Euro system monetary policy since 2008
Yves Doazan: yves.doazan[at]univ-amu.fr
A public meeting in English by Seppo Honkapohja, economist, professor at Aalto University School of Business, Helsinki, member of the executive board of the European Central Bank (until 2017).
The Eurosystem will be 20-years old at the end of this year. The common monetary policy was initiated in January 1999. The last eleven years were a huge challenge for the eurosystem as all western market economies experienced a financial crisis. This crisis also led to the Great Recession of the Eurozone member countries. My lecture gives a detailed overview of eurosystem monetary policies with focus on the period from the financial crisis (2008) to the present.

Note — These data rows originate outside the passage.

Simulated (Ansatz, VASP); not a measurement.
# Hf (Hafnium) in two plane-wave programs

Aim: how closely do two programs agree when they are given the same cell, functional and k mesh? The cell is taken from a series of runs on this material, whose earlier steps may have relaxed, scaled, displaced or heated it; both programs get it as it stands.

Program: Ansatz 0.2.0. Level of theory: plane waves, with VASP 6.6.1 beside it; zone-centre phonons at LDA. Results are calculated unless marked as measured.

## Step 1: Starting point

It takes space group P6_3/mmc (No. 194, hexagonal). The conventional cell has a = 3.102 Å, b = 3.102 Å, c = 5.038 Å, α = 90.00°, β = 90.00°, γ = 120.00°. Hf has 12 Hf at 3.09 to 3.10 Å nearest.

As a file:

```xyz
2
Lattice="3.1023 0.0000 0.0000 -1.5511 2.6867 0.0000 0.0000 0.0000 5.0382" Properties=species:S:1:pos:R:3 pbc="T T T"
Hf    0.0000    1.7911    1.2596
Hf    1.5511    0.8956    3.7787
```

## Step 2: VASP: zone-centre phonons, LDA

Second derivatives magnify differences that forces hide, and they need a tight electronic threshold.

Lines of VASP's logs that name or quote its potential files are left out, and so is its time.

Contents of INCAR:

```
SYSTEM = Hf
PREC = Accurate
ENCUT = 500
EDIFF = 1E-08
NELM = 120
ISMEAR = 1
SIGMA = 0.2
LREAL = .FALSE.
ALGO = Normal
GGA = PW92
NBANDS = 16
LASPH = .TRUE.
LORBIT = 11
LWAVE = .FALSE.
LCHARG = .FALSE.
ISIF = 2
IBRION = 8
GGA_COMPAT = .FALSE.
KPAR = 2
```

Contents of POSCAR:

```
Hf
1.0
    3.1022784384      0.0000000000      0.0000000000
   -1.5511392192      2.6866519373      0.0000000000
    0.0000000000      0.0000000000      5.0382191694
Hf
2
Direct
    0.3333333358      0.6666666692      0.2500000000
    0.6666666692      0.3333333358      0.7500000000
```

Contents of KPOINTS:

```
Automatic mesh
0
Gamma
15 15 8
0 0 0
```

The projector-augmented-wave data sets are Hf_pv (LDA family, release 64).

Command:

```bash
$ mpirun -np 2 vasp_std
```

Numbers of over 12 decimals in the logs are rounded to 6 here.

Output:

The financial crisis and the Great Recession necessitated extraordinary policy responses which had to be tuned as the crisis evolved. Interest rates were made very low in 2008-9 and various non-standard (or unconventional) monetary policies were introduced. Policies for liquidity provision and refinancing of banks began in 2008 and they have continued to the present. Outright monetary transactions were introduced in 2012 and large-scale asset purchase programs started in 2014-15. Forward guidance about future policy intentions began in 2013. Negative policy interest rates were adopted in 2014. The lecture describes and discusses these policy operations.
Monetary policy transmission is discussed in the latter part of the lecture. I first look at the impact of the policies on the financial system during the easing cycle: (i) Impact on interest rates on new business and household loans, sovereign bond yields and corporate bond yields and (ii) impact on corporate and household loans stocks. The focus is on both the aggregate developments as well as on developments in specific euro area countries. The impact on the real economy with focus on the dynamics of inflation is also analyzed.
Economic growth is the second major area in looking at the real-economy impacts of monetary policy. Here the longer-term impact of unconventional monetary policies largely comes about through productivity and real interest rates. I take a somewhat broader, international viewpoint and conclude by taking up the challenge from low real interest to monetary policies.